Moving targets is a three year project funded by SFc for creative industries in Scotland including sector intermediaries and universities to involve audiences in collaboration and co-design. INterdisciplinary research team including design, games, management. The project targets SMEs as well as working with BBC Scotland.
Knowledge exchange as alternative to transfer model. Exchange model emphasises interaction between all participants to develop new knowledge and experiences. Used design as a methodological approach in the co-design of problem identification and problem-solving.
Used experiential design which is design as experience – the designer is not an expert but supports collaboration; transdisciplinary; experience and knowledge is closely related and interactional working in context of complexity.
Process stages of research; design and innovation. Innovation tending to incremental improvement that returns to research. Knowledge is developed as a concept through research and as an experience through design and innovation. Phases:
Research involves secondments in to companies as immersion researching areas for improvement, gain and share knowledge and undertaking tasks/ activities. Example of working with CulturalSparks on community consultation related to cultural programme of Commonwealth Games 2014. Research workshops were also held on a quarterly basis.

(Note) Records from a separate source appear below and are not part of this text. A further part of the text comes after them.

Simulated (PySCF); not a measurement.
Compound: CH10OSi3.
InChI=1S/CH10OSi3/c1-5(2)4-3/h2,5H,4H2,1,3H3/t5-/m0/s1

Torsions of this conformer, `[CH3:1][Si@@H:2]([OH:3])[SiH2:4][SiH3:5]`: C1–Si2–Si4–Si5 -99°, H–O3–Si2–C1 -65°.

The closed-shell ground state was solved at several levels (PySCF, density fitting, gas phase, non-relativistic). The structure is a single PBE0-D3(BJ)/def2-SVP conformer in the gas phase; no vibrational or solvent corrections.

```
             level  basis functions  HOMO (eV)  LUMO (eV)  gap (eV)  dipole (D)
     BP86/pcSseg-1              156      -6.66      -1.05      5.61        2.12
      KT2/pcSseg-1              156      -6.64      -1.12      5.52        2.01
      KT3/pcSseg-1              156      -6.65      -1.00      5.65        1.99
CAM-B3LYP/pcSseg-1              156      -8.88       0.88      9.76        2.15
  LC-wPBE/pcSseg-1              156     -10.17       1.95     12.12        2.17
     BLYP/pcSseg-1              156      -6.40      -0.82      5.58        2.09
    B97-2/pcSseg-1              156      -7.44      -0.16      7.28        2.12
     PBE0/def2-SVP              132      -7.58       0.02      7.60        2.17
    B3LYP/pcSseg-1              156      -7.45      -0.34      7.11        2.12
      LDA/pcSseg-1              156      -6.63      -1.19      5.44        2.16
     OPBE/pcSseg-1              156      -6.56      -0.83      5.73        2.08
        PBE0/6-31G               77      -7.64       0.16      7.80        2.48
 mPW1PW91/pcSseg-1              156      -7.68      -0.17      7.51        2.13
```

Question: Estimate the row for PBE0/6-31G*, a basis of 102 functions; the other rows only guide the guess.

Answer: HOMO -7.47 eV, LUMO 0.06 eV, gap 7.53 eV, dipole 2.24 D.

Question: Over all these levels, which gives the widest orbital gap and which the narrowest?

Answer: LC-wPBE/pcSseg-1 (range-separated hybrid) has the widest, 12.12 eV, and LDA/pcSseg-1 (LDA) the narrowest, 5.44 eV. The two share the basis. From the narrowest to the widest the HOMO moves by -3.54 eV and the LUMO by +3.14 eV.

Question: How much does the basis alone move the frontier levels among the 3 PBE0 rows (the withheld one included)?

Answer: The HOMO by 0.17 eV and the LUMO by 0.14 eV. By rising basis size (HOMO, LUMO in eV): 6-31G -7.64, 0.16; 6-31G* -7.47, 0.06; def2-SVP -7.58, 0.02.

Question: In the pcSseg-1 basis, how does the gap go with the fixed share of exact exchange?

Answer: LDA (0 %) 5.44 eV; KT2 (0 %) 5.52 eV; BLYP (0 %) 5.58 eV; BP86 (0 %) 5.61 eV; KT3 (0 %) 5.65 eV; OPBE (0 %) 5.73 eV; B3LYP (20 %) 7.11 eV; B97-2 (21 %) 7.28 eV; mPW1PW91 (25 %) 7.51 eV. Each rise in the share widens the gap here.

Design of interventions with companies and audiences using e business voucher scheme. Ran a number of proto-typing projects including looking at pre-consumption theatre audience engagement.
Innovation based on two streams: (a) application of knowledge within the company and (b) identifying transferable knowledge. Have developed new processes, digital tools and products with an aim of creating longer-term impact of process improvements and tacit understandings by both the companies and by the universities/ intermediaries.
Experience of the clients very variable. Agencies much more receptive to working with higher education while micro-enterprises were more cautious as have limited resources. So with company, took a more business-like approach focused on outcomes and have gained positive impact.
The focus project is on supporting creative industries companies to engage with rapid changes in audiences driven by technological changes.
Now onto looking at invisible work in software development; data curatorship and invisible data consumption in industry, government and research. Research framework is base don the social shaping of technology; infrastructure studies and the sociology of business knowledge.
Focused on climate science due the importance of the interface between data and modelling projections through software; also in modelling data in manufacturing. In manufacturing is a question of generic software vs localisation via specific vagueness where metadata is under-emphasised and developed. While sharing data in government involved a more specific focus on curation of data and sharing data without affecting data ownership. Discourse on disintermediation tends to downplay costs of co-ordination particularly in respect of trust relations.
Data consumption linked to issues in data visualisation that aggregates and simplifies data presentation with careless consumption of data. Consumers have preference for simplified visualisations such as the two-by-two matrix to aid prioritisation. Such matrices become the shared language for users and the market or are amended as different simplified visualisation such as waves or landscapes.
The specific vagueness of the software ontologies makes comparability across platforms and contexts of the data becomes impossible.
Study on ERP involved videoed observation; situational analysis used in study on government softwares to generate grounded data analysis and study on data visualisation involved direct interviews of providers and users of data.
Ontologies discovered as useless – a life changing discovery!